The International Exhibitions of the 1880s
At the Melbourne International Exhibition of 1880-81, Melbourne promoted itself as a sophisticated industrial city. Architect Joseph Reed designed the Melbourne Exhibition Building for the occasion. With its tall dome, the monumental structure was the highest building in the city. The exhibition was a product of the optimism, enthusiasm and energy of the people of Melbourne at the beginning of the ‘boom of the 1880s’.
Germany, France, Prussia, Britain, and the United States of America all sent extensive exhibits to Melbourne. The British Court featured carpets, upholstery, chemicals, hardware, paperhangings, carriages, leathergoods and weighing machines. The Americans offered agricultural machinery, barbed wire, lawnmowers, cottons and electric lights. There were exhibits of lace, furniture, manchester, tiles, and armaments, and there was always something new to see or do.
The largest display came from the colony of Victoria. An extensive collection of heavy locomotives from the Phoenix Foundry of Ballarat and a heavy freight engine from the Victorian Railway Workshops demonstrated the colony’s industrial manufacturing capacity. There were displays of Victorian wine, and a huge shape representing the amount of Victorian gold mined since 1851. There were artworks, craft displays, and a Fern Gully complete with a flowing fountain made in France. Over 1.3 million visits were made to the Exhibition.
Displays from New South Wales at the 1880 Exhibition.

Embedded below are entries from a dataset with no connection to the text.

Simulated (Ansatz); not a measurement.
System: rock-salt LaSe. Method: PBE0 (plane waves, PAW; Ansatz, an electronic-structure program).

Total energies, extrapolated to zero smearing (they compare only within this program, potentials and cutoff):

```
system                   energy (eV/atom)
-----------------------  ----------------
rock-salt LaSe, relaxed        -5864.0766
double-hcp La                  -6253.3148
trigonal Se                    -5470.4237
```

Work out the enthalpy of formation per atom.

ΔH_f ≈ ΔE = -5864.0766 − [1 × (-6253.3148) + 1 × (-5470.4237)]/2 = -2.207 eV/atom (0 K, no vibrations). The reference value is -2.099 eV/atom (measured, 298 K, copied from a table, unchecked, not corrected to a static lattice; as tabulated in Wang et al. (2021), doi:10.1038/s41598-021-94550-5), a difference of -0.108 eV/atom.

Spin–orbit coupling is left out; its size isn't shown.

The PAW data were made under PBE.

Photographer: Ludovico Hart / Source: Museum Victoria
The Centennial Exhibition of 1888 was even larger than the earlier one. Temporary annexes filled the gardens to the north of the Exhibition Building, and nearly 40 countries sent exhibits. There was a working dairy, a large quartz-crushing stamper battery, displays of schoolrooms and curriculum materials from throughout the world, paintings and sculpture from Europe and Australia, and an extensive musical programme. There were about two million visits to this exhibition.
The Exhibitions and Museum Victoria
Some exhibits from these exhibitions were acquired by the Industrial and Technological Museum, and are now part of Museum Victoria’s collections. They are an eclectic lot: model boats from the Straits Settlement, Minton tiles for home decoration, bars made from pig iron and steel, mineral specimens and samples of rice, rubber, sago and timber …. Later curators have continued to acquire objects that were first displayed in a Melbourne exhibition, and some of these are on display in ‘Windows on Victoria’ in the Australia Gallery.